Linda Todd Bush’s first published novel, Voice Across Time was released earlier this month. It is the story of a young woman, Abby Peters, who is a member of The Church of Jesus Christ of Latter-day Saints, but along with her parents has been inactive since she was a child. She is in love with an up-and-coming, young attorney who works in her father’s Denver law firm. After the death of her grandmother, she takes time off from her own busy career to travel to St. George, Utah, to pack up her grandmother’s house and get it ready to sell.
When Abby arrives in St. George, she renews acquaintance with her grandmother’s elderly neighbor, her own childhood summer vacation friend, and a young doctor who is her friend’s husband’s best friend. He was also her grandmother’s doctor.
Packing up the house becomes a more formidable task than she had envisioned and she often struggles with memories of wonderful summers spent in the old house. As she works she gains a deeper appreciation for the generations who have lived in the house since Brigham Young sent her ancestor, Tom Fisher, as one of the first pioneers to settle Dixie, and learns it was he who built the house.

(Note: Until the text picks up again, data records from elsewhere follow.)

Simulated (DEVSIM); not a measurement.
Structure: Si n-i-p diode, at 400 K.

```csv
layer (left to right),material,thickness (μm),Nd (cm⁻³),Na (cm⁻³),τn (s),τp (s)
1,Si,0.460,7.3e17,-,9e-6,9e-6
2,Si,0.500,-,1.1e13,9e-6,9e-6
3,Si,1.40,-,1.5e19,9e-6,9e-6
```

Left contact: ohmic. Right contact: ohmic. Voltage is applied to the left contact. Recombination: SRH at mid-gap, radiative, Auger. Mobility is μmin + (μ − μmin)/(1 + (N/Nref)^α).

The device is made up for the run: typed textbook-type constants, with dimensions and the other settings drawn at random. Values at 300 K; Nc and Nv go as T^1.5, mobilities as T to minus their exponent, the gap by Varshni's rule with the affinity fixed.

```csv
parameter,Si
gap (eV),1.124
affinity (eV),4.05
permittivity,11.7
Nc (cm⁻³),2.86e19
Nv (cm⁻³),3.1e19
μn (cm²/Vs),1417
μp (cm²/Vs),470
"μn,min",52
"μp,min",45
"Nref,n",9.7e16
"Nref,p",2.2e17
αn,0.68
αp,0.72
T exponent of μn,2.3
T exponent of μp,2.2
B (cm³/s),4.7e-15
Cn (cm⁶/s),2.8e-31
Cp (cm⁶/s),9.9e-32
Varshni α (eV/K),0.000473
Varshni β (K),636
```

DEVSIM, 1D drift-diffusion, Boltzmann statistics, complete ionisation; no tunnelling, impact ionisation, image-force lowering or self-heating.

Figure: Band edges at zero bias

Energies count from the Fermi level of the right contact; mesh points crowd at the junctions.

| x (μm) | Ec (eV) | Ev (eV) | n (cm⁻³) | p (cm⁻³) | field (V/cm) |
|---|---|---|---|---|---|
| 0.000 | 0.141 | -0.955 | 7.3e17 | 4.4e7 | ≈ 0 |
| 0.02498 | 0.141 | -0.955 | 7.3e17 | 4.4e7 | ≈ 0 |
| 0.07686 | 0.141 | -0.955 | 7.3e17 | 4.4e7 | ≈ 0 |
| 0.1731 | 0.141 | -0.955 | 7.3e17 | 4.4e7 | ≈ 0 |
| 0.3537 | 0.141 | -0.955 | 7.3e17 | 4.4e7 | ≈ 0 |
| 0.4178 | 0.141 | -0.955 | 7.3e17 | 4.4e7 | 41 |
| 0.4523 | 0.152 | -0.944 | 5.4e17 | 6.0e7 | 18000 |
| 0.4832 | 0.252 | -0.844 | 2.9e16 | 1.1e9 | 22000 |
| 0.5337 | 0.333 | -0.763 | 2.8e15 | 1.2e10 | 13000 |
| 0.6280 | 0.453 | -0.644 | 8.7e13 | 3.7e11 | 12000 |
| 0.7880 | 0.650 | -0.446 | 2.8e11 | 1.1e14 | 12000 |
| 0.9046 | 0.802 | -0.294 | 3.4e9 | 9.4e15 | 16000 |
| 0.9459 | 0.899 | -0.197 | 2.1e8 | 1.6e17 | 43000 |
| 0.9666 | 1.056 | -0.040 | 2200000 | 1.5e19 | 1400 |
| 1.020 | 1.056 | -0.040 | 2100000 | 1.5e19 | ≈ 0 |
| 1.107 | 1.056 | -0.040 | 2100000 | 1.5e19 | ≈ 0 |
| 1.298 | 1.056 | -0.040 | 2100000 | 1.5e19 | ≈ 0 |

Before the house can be put on the market, the yard needs to be trimmed and pruned as well. It is here that she becomes friends with the doctor who volunteers his time off and his pickup truck to haul off tree limbs, etc., to the dump. Little by little she is drawn back into attending Church and thinking about her life from an eternal perspective. She feels drawn to the helpful doctor and to the Church but is confused by the strong feelings she has for her almost-fiancé back in Denver who calls her daily and lets her know how anxious he is for her return to the city.
Along with the modern awakening of spirit Abby goes through, a second story runs parallel to Abby’s story. This story goes back to the 1840s and is the conversion story of Catherine, who joined the Church in England, was cut off from her parents, and married a young man aboard a ship bound for Nauvoo. When Abby finds a photo of Catherine, she is puzzled by who the mysterious young woman might have been and is disappointed to discover Catherine’s name doesn’t appear in any of Abby’s grandmother’s genealogy records. Still she feels drawn to her and feels they have some sort of connection.
This novel is unabashedly a conversion story, one that carries the reader step by step through an awakening of a desire to know what is truth to the culmination of discovering a real testimony. It has a nice conflicted romance. It is beautifully written and almost literary, invites a great deal of thought and pondering, but is slow. There is not a lot of action and the plot line is predictable. It is more about the process than the achievement of self-discovery, of testimony, and of learning the meaning of lasting worth.
I enjoyed this novel, yet became frustrated with the cumbersome attention to detail in every scene. Though I felt it could have been greatly shortened, I still found the slower pace gave time to think and evaluate the choices faced by both Abby and Catherine as they gained testimonies and made hard choices, including disappointing good people who loved them, but who did not understand the importance of each young woman’s faith.
Bush handles all three settings well; the English village, Denver, and St. George.
Linda Todd Bush has had years of experience writing software training manuals and found writing a novel a welcome change. She loves to travel and to be with her family. She currently lives in Hurricane, Utah.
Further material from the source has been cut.